Remember the time when sketch comedy was meant to be the kind of comedy Australia did well? We may never have had a Golden Age of sitcoms in this country, but there was a long, long stretch – from the late ’80s through to the early 21st century – when sketch comedy was a permanent part of our television diet. And not just on the ABC either: the commercial networks were more than happy to have a bunch of comedians telling short stupid stories as part of their prime time schedules – so much so that it really took a very long run of very bad shows (The Wedge? Double Take? Comedy Inc: The Late Shift?) to kill sketch comedy there dead. But the ABC wasn’t blameless either, as while their sketch efforts were usually a little more individual and quirky, in recent years they’ve managed to serve up some shockers – The Elegant Gentleman’s Guide to Knife Fighting, anyone – seemingly designed to turn an entire generation off the very idea of sketch comedy.
It’s hard not to see the ABC’s current foray into sketch comedy as them seeking to make amends: the Fresh Blood initiative is a digital-only program where a wide range of up-and-comers (25 were chosen, but only 24 seem to have made their sketches) were each given ten grand to make three sketches that are currently available on iView and (in some cases) on YouTube.

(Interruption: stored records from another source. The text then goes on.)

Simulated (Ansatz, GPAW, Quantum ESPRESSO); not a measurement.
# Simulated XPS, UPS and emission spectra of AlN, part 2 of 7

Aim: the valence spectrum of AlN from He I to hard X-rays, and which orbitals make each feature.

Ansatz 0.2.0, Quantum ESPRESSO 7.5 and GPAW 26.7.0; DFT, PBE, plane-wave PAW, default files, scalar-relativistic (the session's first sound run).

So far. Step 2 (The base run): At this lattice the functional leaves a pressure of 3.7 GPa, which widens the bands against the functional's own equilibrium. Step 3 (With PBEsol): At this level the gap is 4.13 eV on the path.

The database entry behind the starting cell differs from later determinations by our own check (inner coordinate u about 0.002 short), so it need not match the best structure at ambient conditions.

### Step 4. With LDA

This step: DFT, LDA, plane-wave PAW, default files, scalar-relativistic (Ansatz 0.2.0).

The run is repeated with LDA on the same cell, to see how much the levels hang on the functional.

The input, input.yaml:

Calling this effort “Fresh Blood” is a bit of a stretch in some cases. The Axis of Awesome has been around for a fair while now and Veronica Milsom (star of The Record) got her start on Hungry Beast and is a current regular on Mad as Hell. Some of the others are just well known sketch groups like Touched by an Angle Grinder and some have made their mark in other areas, with The Guardian’s online cartoonist The First Dog on the Moon being the guy behind puppet-show The Comestibles.
You can hardly blame the ABC for wanting to have at least some established names in there: if you’re handing out a quarter of a million dollars to get a bunch of sketches made, you’re going to want to put at least some of that money on a relatively safe bet. And as you’d expect from roughly 70-odd sketches, the quality is extremely variable. As a rough rule, the more jokes a sketch tries to cram in the better it is, which is a thumbs-up for stuff like Crowd Failure, Mediacrity, Aunty Donna and Touched by an Angle Grinder.
Some of the high-concept ones have decent concepts – ’80s era Mad Men knock-off Crazy Bastards, the musical Donnatelegrams – but don’t do enough with them. And anyone trying to be too quirky or “dark” usually forgets to be funny. But even the unfunny ones are generally at least watchable, making this a rock-solid reminder that people who actually want to make sketch comedy are almost always better at it than a bunch of random actors and commercial directors lumped together to churn out some cheap TV. Which, you know, might be handy for the people who run Australian television to know.